First of Many
- Laura McDonald
- Jan 27
- 1 min read
Updated: Jan 28
Whether you've stumbled across this space or arrived here from social media, welcome. This space will transform over time into (I hope) a trusted resource for burning questions about any and all things about the science of our game.
As a scientist, I do not deal in absolutes. p<= 0.05 and all that.¹ The scientific process is just that: a process. We propose a question, make our best guess on how to answer that question, collect the answers, and see if our questions were answered. What exists between those steps is a wholllllllle bunch of nuance, bias, and, when you're looking for answers in humans, a level of complexity that makes 1+1=2 look like quantum mechanics. That's where it gets dicey.

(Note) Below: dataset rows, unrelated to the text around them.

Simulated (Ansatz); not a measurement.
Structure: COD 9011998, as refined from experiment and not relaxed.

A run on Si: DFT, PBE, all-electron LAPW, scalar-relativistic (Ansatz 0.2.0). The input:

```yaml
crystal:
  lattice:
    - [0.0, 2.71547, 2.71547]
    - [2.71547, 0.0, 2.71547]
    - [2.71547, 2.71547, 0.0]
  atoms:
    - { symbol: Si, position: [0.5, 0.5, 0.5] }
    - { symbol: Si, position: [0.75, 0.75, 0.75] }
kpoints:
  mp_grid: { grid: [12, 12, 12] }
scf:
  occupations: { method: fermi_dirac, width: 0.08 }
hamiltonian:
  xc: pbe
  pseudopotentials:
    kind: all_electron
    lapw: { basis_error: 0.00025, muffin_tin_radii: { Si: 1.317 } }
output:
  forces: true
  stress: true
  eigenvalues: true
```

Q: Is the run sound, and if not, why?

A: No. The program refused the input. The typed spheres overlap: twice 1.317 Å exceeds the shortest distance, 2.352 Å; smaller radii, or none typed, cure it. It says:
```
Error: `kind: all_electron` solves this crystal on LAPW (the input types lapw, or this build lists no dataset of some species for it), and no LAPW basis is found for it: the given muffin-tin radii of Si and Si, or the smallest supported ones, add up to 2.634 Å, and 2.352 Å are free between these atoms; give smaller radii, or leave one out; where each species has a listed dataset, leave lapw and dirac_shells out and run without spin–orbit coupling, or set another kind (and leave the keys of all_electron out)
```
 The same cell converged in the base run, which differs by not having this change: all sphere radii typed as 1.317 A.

I'm here to explore the nuance, our biases, and what it means to keep the human element of the athlete in context with the X's and O's, 1's and 0's and all other forms of information and data flooding softball. Buckle up, it's going to be a non-linear ride.²
Footnotes
¹ I don't think we address what this statement actually means in the scientific community. "p<= 0.05" is a level of probability that researchers are willing to accept that differences between groups of... anything (humans, fungi spores, fish eggs) maaaaaaay be just random occurrence. That level of probability is set before the answers are collected. We go into experiments already knowing "there's an outside chance (5%) these answers just happened and are not related to how we asked the question."
²This is a constraint-led training joke. There will be more.